I don’t want this blog to just be about my travels. It’s not that I don’t want to describe my travels, but there is so much more to my time here than just explaining what I’ve been doing. It would be wrong not to write about. Naked. I hate that word. I hate what the vulnerability that is associated with it, and yet that is how we are called to come to God. To strip away all the images we cling to that make us feel good; because at the core of each one is something so hideous that there is a reason we try so hard to cover it up. Tenth Avenue North says “I need your strength to feel this weak”, and in that beautiful paradox is something so profound. Only His strength can make us realize how powerless we are. This is where I have been this week. I am so tired of looking good, trying hard enough, and having everything figured out. The truth is that I am so weak, I can’t ever be good enough, and I certainly don’t have it all figured out. God has been showing me this over and over in Oviedo.
With that said, let me fill you in on a little bit of what I have been up to for the past two weeks. My class schedule is finally fixed. After talking to professors here, e-mailing advisors in the U.S., and figuring out which classes I can understand the most Spanish, I now have a schedule that leaves all of my afternoons free with classes that will count for credit at Chapel Hill. I have also found a place to run that takes me up above the city and gives a beautiful view. Sometimes it is hard to keep running because I just want to gaze at the view, and I satisfy that wish more often than not. I have also met many more international and Spanish students, and it has been great getting to know them. This last weekend on Saturday night each person brought a dish to Johanne’s apartment; the end result was delicious. On Sunday we took a day trip to a nearby pueblo called Llanes on the coast. It is beautiful. A grassy walkway along the cliffs above the ocean, quaint little streets filled with tourist shops, and small cafeterias selling té y café were part of the relaxing day. We went where we wanted to go, stopped where we wanted to stop, and ate when we wanted to eat.

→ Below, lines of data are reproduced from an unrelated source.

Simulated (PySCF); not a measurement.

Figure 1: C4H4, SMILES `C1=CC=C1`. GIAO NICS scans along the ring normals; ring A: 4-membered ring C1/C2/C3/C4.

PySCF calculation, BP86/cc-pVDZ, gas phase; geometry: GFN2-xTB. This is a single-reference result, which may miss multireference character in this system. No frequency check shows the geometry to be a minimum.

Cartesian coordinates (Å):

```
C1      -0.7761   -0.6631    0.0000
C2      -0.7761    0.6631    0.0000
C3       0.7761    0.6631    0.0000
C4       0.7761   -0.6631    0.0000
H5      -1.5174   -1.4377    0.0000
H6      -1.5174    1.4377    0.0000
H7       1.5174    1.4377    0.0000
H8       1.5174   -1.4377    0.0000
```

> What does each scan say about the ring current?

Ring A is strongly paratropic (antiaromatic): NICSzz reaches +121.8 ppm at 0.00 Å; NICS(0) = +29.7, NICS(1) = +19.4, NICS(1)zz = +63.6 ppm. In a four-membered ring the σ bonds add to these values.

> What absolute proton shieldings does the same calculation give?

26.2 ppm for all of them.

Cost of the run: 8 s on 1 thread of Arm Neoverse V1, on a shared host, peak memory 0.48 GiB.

The biggest change is that now I feel at home. No longer do I walk along the streets clutching my map, no longer do I sit alone because I don’t know anyone, and no longer do I feel overwhelmed all the time. Oviedo has become my temporary home. I love the people, I love the buildings, and I love that I have the opportunity to study here. I am so excited to see what all this semester brings; I am excited about the trips I will take, the things I will do, the people I will meet, and the places I will see. Most of all, I am excited to see what God does here; I know that He has a plan for this place, this time. In all things, para Dios ser la gloria.